Dayton Habitat for Humanity has three reasons to celebrate: 2013 marks the nonprofit’s 30-year anniversary of its founding; the group purchased a new building for operations; and it is kicking off a public fundraising campaign.

On Nov. 30 2012, Habitat closed on the purchase of the former Xpedx building at 115 W. Riverview Ave., Dayton, said Diane Graham, executive director. The new facilities allow Dayton Habitat, Ohio’s oldest Habitat organization, to consolidate multiple locations into one space and gives it two-times the retail space. Habitat owns the ReStore, which takes donations and sells home goods and furniture.

Currently, Dayton Habitat owns a building on South Patterson Boulevard, rents a lot next to it, and rents other warehouse and office space, Graham said. When Habitat moves to Riverview Avenue in April, the group will be able to cut overhead costs and raise more revenues.

On Thursday, Habitat held an anniversary celebration and kicked off a public fundraising event at its future offices to raise $750,000 to help pay for the new building. More than $400,000 has been raised so far privately, and this week a donor made a $20,000 matching grant challenge, Graham said.

“We need to be here now,” she said. “We’re not a little start-up anymore.”

Over the past 30 years, Dayton Habitat has built and rehabilitated about 200 houses in Montgomery County, including 12 last year.

The majority of people helped are first-time homebuyers. Habitat helps the “working poor” build or renovate a home and buy the property, Graham said. Low-income residents who qualify receive a zero percent interest rate mortgage. In exchange, they put in “sweat equity” or volunteer hours to help build houses for others.

Except for professional plumbing and electricity work, all labor is volunteer.

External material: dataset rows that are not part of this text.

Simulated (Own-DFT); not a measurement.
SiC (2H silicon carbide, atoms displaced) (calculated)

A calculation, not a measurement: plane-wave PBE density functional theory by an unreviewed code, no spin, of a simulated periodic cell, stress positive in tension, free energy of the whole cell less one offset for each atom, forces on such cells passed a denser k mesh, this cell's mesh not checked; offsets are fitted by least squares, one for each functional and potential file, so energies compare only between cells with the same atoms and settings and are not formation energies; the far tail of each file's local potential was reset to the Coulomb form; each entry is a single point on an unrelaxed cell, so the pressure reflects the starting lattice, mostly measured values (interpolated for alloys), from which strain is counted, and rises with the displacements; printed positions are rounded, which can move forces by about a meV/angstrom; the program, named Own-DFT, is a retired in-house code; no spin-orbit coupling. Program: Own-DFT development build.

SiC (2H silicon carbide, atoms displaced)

Single mother Candy Settle bought a Belmont area home in April 2011 for her and two sons. The place they lived before was too unsafe for the boys to play outside because of drugs, guns and violence.

Now “we live in an area where we have a neighborhood watch program,” she said. Settle works as a claims analyst at CareSource.

“We decided if we could get enough people in Dayton with a hammer in their hand, we could hammer in justice in the impoverished communities,” said Reverend Robert Jones, of College Hill Community Church, and Dayton Habitat co-founder.